Anything that is given can be at once taken away. We have to learn never to expect anything,
and when it comes it’s no more than a gift on loan. -John McGahern
Many people argue that we have to have high expectations of life, that we ought to expect the best and only the best for ourselves, and then the best will manifest itself in our lives and we’ll be happy and fulfilled. To a certain extent, I believe they’re right, for the energy that we put out tends to come back to us, and if we put out positive, expectant energy, then good things are bound to come our way.
The Zen masters or the Buddhist monks would tell us that we should expect nothing but what life wants to give us, and that life always will give us what we need. When we expect life to give us something particular–a new relationship, a new job, a return on investment–we’re setting ourselves up for disappointment when it turns out that life sees that there’s something that would be better for us. Perhaps we’ll lose all our money in a certain investment, but the lessons we learn will help us greatly two years from now when we really need it much more.

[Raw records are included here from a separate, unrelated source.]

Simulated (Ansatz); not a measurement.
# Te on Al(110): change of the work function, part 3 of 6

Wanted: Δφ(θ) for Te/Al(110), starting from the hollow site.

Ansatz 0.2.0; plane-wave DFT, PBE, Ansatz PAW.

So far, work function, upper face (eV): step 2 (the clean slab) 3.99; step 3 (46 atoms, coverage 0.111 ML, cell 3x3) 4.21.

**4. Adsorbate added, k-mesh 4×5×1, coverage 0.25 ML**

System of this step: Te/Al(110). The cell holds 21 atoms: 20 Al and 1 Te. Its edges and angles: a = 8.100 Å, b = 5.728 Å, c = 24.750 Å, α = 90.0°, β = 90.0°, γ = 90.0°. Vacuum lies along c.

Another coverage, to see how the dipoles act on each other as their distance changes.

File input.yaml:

Everything’s on loan, for one day we shall die, and we will take nothing with us but the lessons that we’ve learned while we’ve been here. Hopefully, those lessons won’t be about how to attain financial or material wealth, but about how to love and give and live life fully. Hopefully, we won’t have learned to hoard money, but to share it. Hopefully, we won’t have learned to expect people to do or say what we want them to, but to expect them to be themselves and express themselves as they will, no matter what we expect from them.
Questions to consider:
- What do you expect from other people?
- Are those expectations realistic?
- What material or financial expectations do you have?
- Do these expectations add value to your life?
- Why do we tend to focus so much on our own expectations of how things should be?
For further thought:
It is the preoccupation with possession, more than anything else, that prevents people from living freely and nobly.